The website gains access to the devices through default security settings and passwords, Simon Rice from Britain's Information Commissioner's Office (ICO) stated in a blog post.
Britain's information commissioner Christopher Graham is calling for Russia to have the site disabled.
Canada's Office of the Privacy Commissioner is echoing the call and says the website raises "some very serious privacy concerns."
"We are in the process of contacting the operators of the website to urge them to take down the webcam images," spokesman Valerie Lawton stated in an e-mail to QMI Agency.
The BBC reported the website, which isn't named, has streams from 250 countries.
Lawton said the site states is showing "a few hundred" feeds from Canada, but an exact number couldn't be verified.

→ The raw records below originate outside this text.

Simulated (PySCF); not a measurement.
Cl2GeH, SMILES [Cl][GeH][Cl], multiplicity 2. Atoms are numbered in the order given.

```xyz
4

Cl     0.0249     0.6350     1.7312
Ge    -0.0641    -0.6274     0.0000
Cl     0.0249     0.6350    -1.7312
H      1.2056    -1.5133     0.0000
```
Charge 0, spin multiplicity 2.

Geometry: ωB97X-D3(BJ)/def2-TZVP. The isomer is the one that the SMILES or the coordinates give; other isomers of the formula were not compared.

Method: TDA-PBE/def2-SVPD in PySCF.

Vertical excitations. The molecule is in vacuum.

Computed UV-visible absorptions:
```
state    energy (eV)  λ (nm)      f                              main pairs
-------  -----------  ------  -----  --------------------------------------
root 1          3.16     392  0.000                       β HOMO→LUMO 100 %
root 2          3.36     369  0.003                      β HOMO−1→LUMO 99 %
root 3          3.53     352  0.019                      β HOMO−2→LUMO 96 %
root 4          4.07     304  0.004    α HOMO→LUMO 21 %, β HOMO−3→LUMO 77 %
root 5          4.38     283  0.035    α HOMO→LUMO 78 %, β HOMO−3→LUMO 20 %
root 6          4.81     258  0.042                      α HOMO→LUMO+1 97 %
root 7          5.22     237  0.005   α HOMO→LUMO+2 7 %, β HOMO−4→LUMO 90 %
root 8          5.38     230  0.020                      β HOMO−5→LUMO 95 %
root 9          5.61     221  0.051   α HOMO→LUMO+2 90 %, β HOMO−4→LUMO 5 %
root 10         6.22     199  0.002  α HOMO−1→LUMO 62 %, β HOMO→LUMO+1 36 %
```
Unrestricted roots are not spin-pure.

The site lists 4,591 cameras in the U.S., 500 in the U.K., and 2,059 in France, the BBC reported.
In the ICO post, Rice tells people using webcams or similar devices to change the default password - which is often "password" or 12345 - or, if a password isn't given, to set one up.
Graham told BBC Radio4 global protection authorities have been co-operating in the investigation.
"I think this started in Macau and Hong Kong, they alerted the Australians, the Australians alerted the Canadians. The Canadians alerted us."
Lawton stated Canada learned of the site through media reports last week.
"We immediately got in touch with a number of our international counterparts, and are now working with them on this issue," she said.
The most commonly hacked products were made by Foscam, the BBC reported, followed by Linksys and then Panasonic.
All three companies told BBC their latest products all remind users to change the default password.